Name IWANO Koji
Official Title Professor
Affiliation Information Systems, Informatics
Profile My main research interests lie in intelligent information processing of sound media including voice, music, and ambient sounds. Most of my research uses of machine learning-based pattern recognition techniques, such as speech recognition and speaker recognition. Specific research examples include development of intelligent conversational robots using speech recognition, development of cloud processing techniques of multi-speaker conversational speech, application of speaker verification for security, development of voice output devices for people with speech problems, proposals for new music interfaces based on the relationship between music and color perception, and so on. I am also conducting research on application systems using image recognition. For example, our laboratory proposes a system that can detect the appearance of wild birds and identify their bird species by using deep learning-based image recognition from images automatically captured in real environments. Research results are presented and published in academic conferences and papers.
Research Field(Keyword & Summary)
  1. (1) Speaker verification

    Speaker verification (voice-based person authentication) has been attracting attention as non-contact and easy means of person authentication. Toward the practical application of speaker verification systems, it is necessary to recognize the vulnerability of the systems against various attacks and to propose countermeasure methods against them. Our laboratory is experimentally revealing the vulnerability of speaker verification systems against “voice mimicry attacks” and investigating robust authentication methods against such attacks.
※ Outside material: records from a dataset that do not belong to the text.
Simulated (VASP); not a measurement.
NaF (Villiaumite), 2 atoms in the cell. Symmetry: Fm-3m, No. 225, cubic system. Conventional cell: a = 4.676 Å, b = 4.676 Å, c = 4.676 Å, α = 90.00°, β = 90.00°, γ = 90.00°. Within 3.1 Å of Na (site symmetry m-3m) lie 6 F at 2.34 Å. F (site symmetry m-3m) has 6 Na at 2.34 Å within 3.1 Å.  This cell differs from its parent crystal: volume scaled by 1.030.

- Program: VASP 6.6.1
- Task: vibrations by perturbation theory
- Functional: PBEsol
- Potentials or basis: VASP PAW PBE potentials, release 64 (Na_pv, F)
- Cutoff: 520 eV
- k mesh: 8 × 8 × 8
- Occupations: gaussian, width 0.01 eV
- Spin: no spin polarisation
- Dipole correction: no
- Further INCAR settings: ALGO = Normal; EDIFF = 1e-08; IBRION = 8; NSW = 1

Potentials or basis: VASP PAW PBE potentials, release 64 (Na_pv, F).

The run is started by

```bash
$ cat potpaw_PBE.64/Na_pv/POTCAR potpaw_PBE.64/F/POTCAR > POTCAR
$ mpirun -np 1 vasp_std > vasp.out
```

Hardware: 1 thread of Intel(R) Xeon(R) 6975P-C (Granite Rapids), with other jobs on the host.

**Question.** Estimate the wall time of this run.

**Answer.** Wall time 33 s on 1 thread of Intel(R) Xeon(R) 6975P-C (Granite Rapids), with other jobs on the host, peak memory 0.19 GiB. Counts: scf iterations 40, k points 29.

  2. (2) Processing multi-speaker conversational speech

    In our laboratory, we are developing methods for intelligently processing multi-speaker conversational speech collected by all participants recording their voices with their own smartphones. Specifically, we are proposing methods for "dialogue group detection" which estimates who and who interacted in the same group, and "speaker diarization" which identify who spoken when.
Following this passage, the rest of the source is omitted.